Thursday, April 19, 2007

Basra violence threatens oil in South of Iraq

This intra-Shiite violence is adding another dimension to the conflict. Sadr is probably right on the corruption issue.


Basra violence threatens Iraq's oil
Posted : Tue, 17 Apr 2007 18:43:00GMT
Author : Energy News Editor
Category : Energy (Environment)




BASRA, Iraq, April 17 Political and sectarian fighting in Iraq's oil capital, Basra, intensifies, threatening most of Iraq's oil production and all its oil exports.

Basra is majority Shiite and, as the central city of the vast majority of Iraq's oil reserves and the largest port where nearly all its oil exports are sent from, equally as important to Iraq as Baghdad. Iraq has 115 billion barrels of proven reserves, and production is struggling at around 2 million barrels per day. Oil sales make up 93 percent of Iraq's budget.

The local government is controlled by the Fadhila Party. Its biggest competitor is the alliance led by Moqtada Sadr. The two sides launched bitter and violent battles against each other over the past weeks.
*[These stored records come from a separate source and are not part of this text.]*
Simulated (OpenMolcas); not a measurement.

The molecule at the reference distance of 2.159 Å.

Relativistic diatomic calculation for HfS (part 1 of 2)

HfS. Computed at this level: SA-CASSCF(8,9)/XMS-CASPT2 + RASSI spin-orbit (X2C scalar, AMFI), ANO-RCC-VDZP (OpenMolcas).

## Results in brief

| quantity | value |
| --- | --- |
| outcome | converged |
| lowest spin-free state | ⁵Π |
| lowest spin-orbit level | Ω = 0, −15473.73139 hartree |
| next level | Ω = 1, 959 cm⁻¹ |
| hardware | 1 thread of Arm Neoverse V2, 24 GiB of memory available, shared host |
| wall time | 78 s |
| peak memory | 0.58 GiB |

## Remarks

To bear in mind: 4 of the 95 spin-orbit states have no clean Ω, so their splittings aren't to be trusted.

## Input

On Monday a large demonstration was held in Basra demanding Muhammad Masbah al Waili, the Fadhila Party governor of Basra province, resign. Sadr and his Mahdi Army deny involvement in the rally and subsequent campaign for Waili to step down.

Regardless, it "marks a new escalation in intra-Shiite tensions, which will expose government institutions and energy infrastructures in the southern provinces to serious security risks," Rochdi Younsi, analyst for Middle East and Africa for the business risk firm Eurasia Group, wrote in a new report. Sadr says Waili and the Fadhila Party in Basra are corrupt, including involvement in oil smuggling that has cost the Iraqi government billions of dollars in oil revenues and worsened the fuel shortage in the country. Local tribal leaders also back that accusation, Younsi wrote. Fadhila accuses Sadr of planning a violent regional coup, including taking control of the Southern Oil Company.

"Local oil infrastructures could be exposed to a higher security risk as the Shiite community in the south becomes more fragmented," Younsi wrote.